If possible I'd like to keep the sort small and efficient, I don't mind building a small algorithm for it if needs be. What's your thoughts team?

Answer 1

Your solution works but you sort the end of the list in ascending order first and in descending order afterwards.

You could optimize it by :

• Looking for the index of the max, swap the max with the element in the middle position and finally sort separately the first half of the table (in ascending order) and the second half (in descending order).

• Instead of doing a reverse sort of the second half, you can simply reverse it (with the reverse function). This is less complex (O(n) instead of O(nlog(n))

Answer 2

Discussion

Given that you can just use the key parameter, I would just ignore it for the time being.

Your algorithm for a given sequence looks like:

def middle_sort_flip_OP(seq, key=None):
    result = []
    length = len(seq)
    seq.sort(key=key)
    result = seq[:length // 2]
    seq.sort(key=key, reverse=True)
    result.extend(seq[:length // 2])
    return result
    

print(middle_sort_flip_OP([1, 5, 3, 7, 3, 2, 9, 8]))
# [1, 2, 3, 3, 9, 8, 7, 5]
print(middle_sort_flip_OP([1, 5, 3, 7, 3, 2, 8]))
# [1, 2, 3, 8, 7, 5]

The second sorting step is completely unnecessary (but has the same computational complexity as a simple reversing for the Timsort algorithm implemented in Python), since you can simply slice the sorted sequence backward (making sure to compute the correct offset for the "middle" element):

def middle_sort_flip(seq, key=None):
    length = len(seq)
    offset = length % 2
    seq.sort(key=key)
    return seq[:length // 2] + seq[:length // 2 - 1 + offset:-1]
    

print(middle_sort_flip([1, 5, 3, 7, 3, 2, 9, 8]))
# [1, 2, 3, 3, 9, 8, 7, 5]
print(middle_sort_flip([1, 5, 3, 7, 3, 2, 8]))
# [1, 2, 3, 8, 7, 5]

---

Another approach which is theoretically more efficient consist in ordering the left and right side of the sequence separately. This is more efficient because each sorting step is O(N/2 log N/2) and, when combined gives O(N log N/2) (instead of O(N + N log N)):

def middle_sort_half(seq, key=None):
    length = len(seq)
    return \
        sorted(seq[:length // 2], key=key) \
        + sorted(seq[length // 2:], key=key, reverse=True)

---

However, those approaches either give a largely unbalanced result where the whole right side is larger than the left side (middle_sort_flip()), or have a balancing which is dependent on the initial ordering of the input (middle_sort_half()).

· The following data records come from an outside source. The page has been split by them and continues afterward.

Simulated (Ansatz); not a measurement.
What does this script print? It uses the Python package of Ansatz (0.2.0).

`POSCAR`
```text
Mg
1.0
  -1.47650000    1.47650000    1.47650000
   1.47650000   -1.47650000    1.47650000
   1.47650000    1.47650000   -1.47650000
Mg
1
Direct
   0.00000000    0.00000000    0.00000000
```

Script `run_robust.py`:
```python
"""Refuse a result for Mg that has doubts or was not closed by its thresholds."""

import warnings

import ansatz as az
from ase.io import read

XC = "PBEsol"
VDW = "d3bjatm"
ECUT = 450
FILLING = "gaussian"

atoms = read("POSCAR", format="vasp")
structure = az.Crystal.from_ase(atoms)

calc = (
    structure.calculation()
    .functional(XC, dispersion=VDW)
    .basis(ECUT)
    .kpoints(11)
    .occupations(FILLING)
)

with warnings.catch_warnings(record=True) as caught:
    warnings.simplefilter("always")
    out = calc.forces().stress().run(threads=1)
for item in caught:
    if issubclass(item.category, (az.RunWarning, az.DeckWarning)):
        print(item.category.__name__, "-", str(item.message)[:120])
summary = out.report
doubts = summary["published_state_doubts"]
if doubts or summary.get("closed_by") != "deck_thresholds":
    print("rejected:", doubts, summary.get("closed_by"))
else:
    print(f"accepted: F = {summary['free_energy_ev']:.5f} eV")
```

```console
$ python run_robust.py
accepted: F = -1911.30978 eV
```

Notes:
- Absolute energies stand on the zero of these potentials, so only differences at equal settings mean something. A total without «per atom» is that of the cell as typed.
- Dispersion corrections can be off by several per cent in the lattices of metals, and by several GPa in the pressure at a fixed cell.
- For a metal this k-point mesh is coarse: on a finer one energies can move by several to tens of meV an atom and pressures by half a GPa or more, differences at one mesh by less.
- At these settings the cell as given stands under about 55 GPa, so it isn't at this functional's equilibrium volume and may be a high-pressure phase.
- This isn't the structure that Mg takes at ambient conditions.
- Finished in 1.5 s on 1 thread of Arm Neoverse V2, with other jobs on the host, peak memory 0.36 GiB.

A more balanced result can be obtained by extracting and recombining the odd and even subsequences. This is simple enough in Python thanks to the slicing operations and has the same asymptotic complexity as middle_sort_flip() but with much better balancing properties:

def middle_sort_mix(seq, key=None):
    length = len(seq)
    offset = length % 2
    seq.sort(key=key)
    result = [None] * length
    result[:length // 2] = seq[::2]
    result[length // 2 + offset:] = seq[-1 - offset::-2]
    return result


print(middle_sort_mix([1, 5, 3, 7, 3, 2, 9, 8]))
# [1, 3, 5, 8, 9, 7, 3, 2]
print(middle_sort_mix([1, 5, 3, 7, 3, 2, 8]))
# [1, 3, 5, 8, 7, 3, 2]

---

Benchmarks

Speedwise they are all very similar when the key parameter is not used, because the execution time is dominated by the copying around:

import random


nums = [10 ** i for i in range(1, 7)]
funcs = middle_sort_flip_OP, middle_sort_flip, middle_sort_half, middle_sort_mix
print(nums)
# [10, 100, 1000, 10000, 100000, 1000000]


def gen_input(num):
    return list(range(num))


for num in nums:
    print(f"N = {num}")
    for func in funcs:
        seq = gen_input(num)
        random.shuffle(seq)
        print(f"{func.__name__:>24s}", end="  ")
        %timeit func(seq.copy())
    print()

...
N = 1000000
     middle_sort_flip_OP  542 ms ± 54.8 ms per loop (mean ± std. dev. of 7 runs, 1 loop each)
        middle_sort_flip  510 ms ± 49 ms per loop (mean ± std. dev. of 7 runs, 1 loop each)
        middle_sort_half  546 ms ± 4.28 ms per loop (mean ± std. dev. of 7 runs, 1 loop each)
         middle_sort_mix  539 ms ± 63 ms per loop (mean ± std. dev. of 7 runs, 1 loop each)

---

On the other hand, when the key parameter is non-trivial, your approach has a much larger amount of function calls as the other two, which may result in a significant increase in execution time for middle_sort_OP():

def gen_input(num):
    return list(range(num))


def key(x):
    return x ** 2


for num in nums:
    print(f"N = {num}")
    for func in funcs:
        seq = gen_input(num)
        random.shuffle(seq)
        print(f"{func.__name__:>24s}", end="  ")
        %timeit func(seq.copy(), key=key)
    print()

...
N = 1000000
     middle_sort_flip_OP  1.33 s ± 16.4 ms per loop (mean ± std. dev. of 7 runs, 1 loop each)
        middle_sort_flip  1.09 s ± 23.3 ms per loop (mean ± std. dev. of 7 runs, 1 loop each)
        middle_sort_half  1.1 s ± 27.2 ms per loop (mean ± std. dev. of 7 runs, 1 loop each)
         middle_sort_mix  1.11 s ± 8.88 ms per loop (mean ± std. dev. of 7 runs, 1 loop each)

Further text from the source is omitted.